"We shall overcome"
- Daybreak at the Desert Retreat House -
Today is a national holiday in the United States, a celebration of the life and legacy of Dr. Martin Luther King Jr.
My guess is that many people will hardly give a thought to the memory of Dr. King today, many will spend this “holiday” as a day-off from work, perhaps catching up on some neglected household chores; and yet, I like to think of today as a “holy day” rather than a “holiday.” Today offers an opportunity for believers as well as non-believers throughout this country to do some deep soul searching into the nature of our common life. This “holy day” provides us with a “Dr. King Lens” for looking at ourselves and it invites us all to work toward building a just and compassionate society.
In the course of my life I have enjoyed the great blessing of visiting many holy shrines and sacred places. I have stood in Buddhist temples in Asia, visited noble cathedrals and renowned mosques in Europe and the Middle East. I have been to the places where Jesus preached and stood on the hill where he was crucified.
There is one shrine, however that holds a special place in my heart - the National Civil Rights Museum in Memphis Tennessee. It is located in a building that once was a dingy little traveler’s lodge known as the Lorraine Motel and it was on the balcony of this motel that Martin Luther King Jr. was assassinated on an April day in 1968.
Several years ago I was in Memphis and visited the Civil Rights Museum. I expected that, like any ordinary museum, it would be a place filled with artifacts and stories commemorating all the many events of the Civil Rights movement of the 1960’s. Little did I know I would actually be going to a sacred shrine.
A visit to the Civil Rights Museum follows along a very specific path. You are led though a variety of exhibit halls commemorating key events like the March on Selma. There are pictures and film clips of the “Freedom Riders” and artifacts from the Montgomery Prison where Dr. King wrote his renowned letters. The visit to the “museum” ends on a second floor balcony directly in front of what was once Room 306, the actual spot where Martin Luther King Jr. was so brutally assassinated on that fateful day in April.
I vividly remember standing there on that balcony of the “Lorraine Motel,” it was such a “thin space” where a veil was pulled away from my consciousness as I was drawn into an experience of transcendence, a place where the holy and the ordinary almost perfectly coincided. I remember looking around me, noticing how everyone on that balcony with me stood in reverent silence, some people knelt, some sobbed, others wept openly. It was such a holy place and I remember it well on this “Holy Day.”
Today, as we celebrate “Martin Luther King Day,” we are a nation and a world that has been brutally torn apart by our culture wars, we are a society in which blatant racism and unvarnished disrespect for human dignity have once again raised an ugly head on our city streets and in the halls of our most hallowed institutions. More than ever we need to turn to the life and teaching of Martin King Jr., to remember what he said and emulate what he did. The future of the nation may well depend upon how willing we are to honor this “Holy Day.”

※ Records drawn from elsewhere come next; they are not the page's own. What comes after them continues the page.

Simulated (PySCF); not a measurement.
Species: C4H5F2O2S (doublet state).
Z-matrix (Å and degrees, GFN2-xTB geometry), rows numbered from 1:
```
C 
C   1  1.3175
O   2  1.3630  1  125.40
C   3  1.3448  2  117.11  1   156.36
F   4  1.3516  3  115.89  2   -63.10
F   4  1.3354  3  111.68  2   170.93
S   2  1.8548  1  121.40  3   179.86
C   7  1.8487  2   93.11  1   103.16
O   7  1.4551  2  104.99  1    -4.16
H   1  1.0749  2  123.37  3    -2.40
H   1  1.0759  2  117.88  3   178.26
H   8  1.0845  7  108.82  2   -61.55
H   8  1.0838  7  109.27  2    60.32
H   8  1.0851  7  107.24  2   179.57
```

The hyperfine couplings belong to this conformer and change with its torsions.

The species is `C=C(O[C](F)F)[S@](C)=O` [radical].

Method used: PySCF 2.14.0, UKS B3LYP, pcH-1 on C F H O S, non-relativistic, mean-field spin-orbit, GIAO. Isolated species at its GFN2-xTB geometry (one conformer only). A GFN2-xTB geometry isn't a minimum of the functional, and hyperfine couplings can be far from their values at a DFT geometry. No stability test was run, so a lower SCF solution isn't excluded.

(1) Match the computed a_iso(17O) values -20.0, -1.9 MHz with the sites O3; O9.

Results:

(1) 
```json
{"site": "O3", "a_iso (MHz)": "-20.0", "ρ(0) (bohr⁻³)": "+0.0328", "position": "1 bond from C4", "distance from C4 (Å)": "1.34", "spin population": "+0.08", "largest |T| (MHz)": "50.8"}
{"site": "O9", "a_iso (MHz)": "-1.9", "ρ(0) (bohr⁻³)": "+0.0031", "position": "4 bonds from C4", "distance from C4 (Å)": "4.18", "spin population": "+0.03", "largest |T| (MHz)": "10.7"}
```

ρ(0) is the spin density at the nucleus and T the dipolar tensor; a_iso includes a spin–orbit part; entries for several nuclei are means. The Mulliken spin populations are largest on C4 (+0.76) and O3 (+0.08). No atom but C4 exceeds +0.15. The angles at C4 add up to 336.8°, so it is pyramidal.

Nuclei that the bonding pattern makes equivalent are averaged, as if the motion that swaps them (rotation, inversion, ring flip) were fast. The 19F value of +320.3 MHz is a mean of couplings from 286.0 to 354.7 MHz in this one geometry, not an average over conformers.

During my visit to the Civil Rights Museum, I picked up a brochure that collected some of the most salient and memorable teachings of Dr. King and every year I look at those teachings when Martin Luther King Day comes along. I hope and pray that all people everywhere might take these words to heart - now more than ever:
Hate causes a person to describe the beautiful as ugly and the ugly as beautiful.
Hate cannot drive out hate, only love can do that.
In this generation we will have to repent not merely for the vitriolic words
and actions of the bad people but for the appalling silence of the good people.
Those who accept evil without protesting against it are cooperating with it.
But even in the midst of all the chaos, I refuse to believe that humankind is
tragically bound to the starless midnight of racism and war.
I refuse to believe that the bright daybreak of peace can never become a reality
I believe that unarmed truth and unconditional love will have the final word.
Yes, I still have the audacity to believe that
we shall overcome!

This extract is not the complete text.